As a business owner, you likely consistently look for ways to increase revenues and cut costs. Often, these methods involve working with entities in other states.
However, the state borders can complicate your contracts and business relationships. These are things you consider when you sign contracts with out-of-state entities.
What laws will govern your business relationship?
Each state has different business laws. Not only do they have different taxation and registration requirements, but they can treat contract disputes and breaches differently. They even differ on how they define “doing business.” For example, some require that you have a physical office in the state, while others may not.
Some states allow types of businesses, such as statutory close corporations, professional corporations and limited liability partnerships, that other states do not recognize. Therefore, your business contract should clearly identify what state’s laws will govern your contract.
It is unlikely that your contract governance can include the laws of a state in which you or your partners are not licensed. In addition, some contracts, such as insurance contracts and those involving the Uniform Commercial Code, may also not allow you to choose the governing law.
How does jurisdiction impact your contract?
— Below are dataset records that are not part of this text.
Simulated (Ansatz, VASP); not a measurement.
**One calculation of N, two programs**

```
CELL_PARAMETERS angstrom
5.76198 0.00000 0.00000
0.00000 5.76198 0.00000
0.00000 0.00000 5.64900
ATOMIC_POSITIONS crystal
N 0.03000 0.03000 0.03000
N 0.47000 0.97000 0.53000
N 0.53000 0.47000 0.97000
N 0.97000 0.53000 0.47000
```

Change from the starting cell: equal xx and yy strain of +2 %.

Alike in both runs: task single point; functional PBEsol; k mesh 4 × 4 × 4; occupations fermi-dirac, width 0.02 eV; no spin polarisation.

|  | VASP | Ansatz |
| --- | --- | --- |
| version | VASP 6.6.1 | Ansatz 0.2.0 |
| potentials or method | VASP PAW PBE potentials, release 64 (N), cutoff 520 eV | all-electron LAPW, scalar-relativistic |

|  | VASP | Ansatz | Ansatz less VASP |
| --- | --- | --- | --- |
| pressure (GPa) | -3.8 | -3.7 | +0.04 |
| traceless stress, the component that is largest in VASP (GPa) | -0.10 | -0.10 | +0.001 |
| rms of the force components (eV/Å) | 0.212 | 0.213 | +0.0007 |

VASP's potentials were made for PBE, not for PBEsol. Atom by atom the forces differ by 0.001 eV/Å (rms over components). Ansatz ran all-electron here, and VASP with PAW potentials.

Whereas governing law identifies the state whose laws apply if a contract dispute occurs, jurisdiction discusses where the dispute resolution ensues. This provision typically has a greater impact on both the contract and dispute because the court system in this state will determine the outcome. Consider an Idaho potato farm doing business with a grocery store in California. Idaho law and jurisdiction could favor the farmer, while California could favor the retailer.
To give your company its best defense during contract negotiations, get your terms, including governance and jurisdiction, in writing. Make sure the terms are clear, organized and simple to interpret.